I read this poem several weeks ago, and it's one that is still sticking around in my mind. I sent it to a friend who has recently become sober, and it's one of those poems that I keep coming back to as we face a shifting political climate (I'm still having a hard time listening to NPR like I used to...).
"Good Bones" by Maggie Smith
Life is short, though I keep this from my children.
Life is short, and I’ve shortened mine
in a thousand delicious, ill-advised ways,
a thousand deliciously ill-advised ways
I’ll keep from my children. The world is at least
fifty percent terrible, and that’s a conservative
estimate, though I keep this from my children.
For every bird there is a stone thrown at a bird.

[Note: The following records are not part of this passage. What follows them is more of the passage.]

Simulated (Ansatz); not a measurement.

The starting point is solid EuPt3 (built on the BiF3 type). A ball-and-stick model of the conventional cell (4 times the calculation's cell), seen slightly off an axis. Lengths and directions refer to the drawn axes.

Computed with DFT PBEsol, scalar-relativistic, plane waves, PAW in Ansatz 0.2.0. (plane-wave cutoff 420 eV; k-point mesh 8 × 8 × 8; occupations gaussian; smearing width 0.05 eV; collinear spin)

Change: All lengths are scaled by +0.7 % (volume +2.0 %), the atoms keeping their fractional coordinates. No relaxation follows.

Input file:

For every loved child, a child broken, bagged,
sunk in a lake. Life is short and the world
is at least half terrible, and for every kind
stranger, there is one who would break you,
though I keep this from my children. I am trying
to sell them the world. Any decent realtor,
walking you through a real shithole, chirps on
about good bones: This place could be beautiful,
right? You could make this place beautiful.
Is it depressing or hopeful?
(Maybe depends on your opinion of realtors?)
I read it differently depending on the day, but I think I mostly try to feel hopeful about it. I mean, "Life is short and the world / is at least half terrible" and maybe we are living in a shithole that's going to sink under the sea when global warming melts all the ice caps in 50 years, and I'm trying to package that up to sell it to my kids as their future, but I'm optimistic about future generations (remember, the millennials almost all voted blue).
So I still think, yeah, "You could make this place beautiful."